KARAGANDA, Kazakhstan — Maria Sadina hunched over fading pictures of her parents, ethnic Germans who were deported in 1941 from the Volga region in Russia to one of Karaganda’s many gulag camps.

Ms. Sadina’s father was imprisoned for praising the quality of a German-made tractor, and for a decade he worked as a slave laborer in the nearby coal mines. Her mother was sent to the Karaganda gulag simply for her German heritage.

They had married and reared their daughter, Ms. Sadina, in a two-room brick house so low to the ground that visitors must bend over to avoid hitting the ceiling. Ms. Sadina, now a grandmother, continues to live in the same house, the walls now appearing to crumble, tending the same garden her parents once harvested to survive.

She pointed to the neighbors’ homes through her kitchen window. “These people are all children of the gulag,” she said. “Nobody talks about it anymore. Nobody even wants to look at their pictures anymore.”
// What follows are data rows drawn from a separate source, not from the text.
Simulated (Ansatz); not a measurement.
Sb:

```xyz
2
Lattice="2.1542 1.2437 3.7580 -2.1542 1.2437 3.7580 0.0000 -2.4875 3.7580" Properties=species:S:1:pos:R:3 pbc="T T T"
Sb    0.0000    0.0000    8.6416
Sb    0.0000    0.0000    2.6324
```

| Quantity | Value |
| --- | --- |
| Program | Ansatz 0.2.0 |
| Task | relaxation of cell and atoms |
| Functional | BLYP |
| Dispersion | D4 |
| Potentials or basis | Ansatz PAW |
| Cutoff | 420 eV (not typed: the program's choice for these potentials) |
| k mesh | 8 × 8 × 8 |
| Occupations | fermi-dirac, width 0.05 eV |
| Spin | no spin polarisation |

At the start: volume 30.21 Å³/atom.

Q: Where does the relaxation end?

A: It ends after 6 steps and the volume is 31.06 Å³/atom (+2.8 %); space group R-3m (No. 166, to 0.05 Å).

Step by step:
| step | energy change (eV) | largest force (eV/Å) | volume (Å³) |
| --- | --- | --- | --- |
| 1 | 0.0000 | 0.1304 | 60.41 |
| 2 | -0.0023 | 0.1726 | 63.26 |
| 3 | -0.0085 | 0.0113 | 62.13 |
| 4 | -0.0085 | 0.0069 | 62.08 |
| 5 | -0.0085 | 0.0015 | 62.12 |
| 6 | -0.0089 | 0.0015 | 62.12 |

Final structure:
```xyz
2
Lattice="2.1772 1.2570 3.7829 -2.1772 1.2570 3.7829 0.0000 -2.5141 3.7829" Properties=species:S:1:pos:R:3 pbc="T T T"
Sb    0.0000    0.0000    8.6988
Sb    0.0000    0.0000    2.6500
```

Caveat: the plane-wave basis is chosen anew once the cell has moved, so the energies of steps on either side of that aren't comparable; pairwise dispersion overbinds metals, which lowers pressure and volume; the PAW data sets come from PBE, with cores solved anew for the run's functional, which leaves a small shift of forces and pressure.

The gulags once spread over the Kazakhstan steppe like a thick wreath. Eleven sprawling camps with names like Alzhir, a Russian acronym for the Akmolinsk Camp for Wives of Traitors of the Motherland, housed hundreds of thousands of prisoners and their families. The camps, built shortly after the creation of the Soviet Union, were partly emptied to provide soldiers and workers during World War II and were eventually closed, although not dismantled, after Stalin died in 1953.

In Kazakhstan today, a large percentage of people have parents or grandparents whose life trajectories were savagely rewired by deportation and imprisonment in the camps. But memories of the gulags are dying, fading like Ms. Sadina’s photos.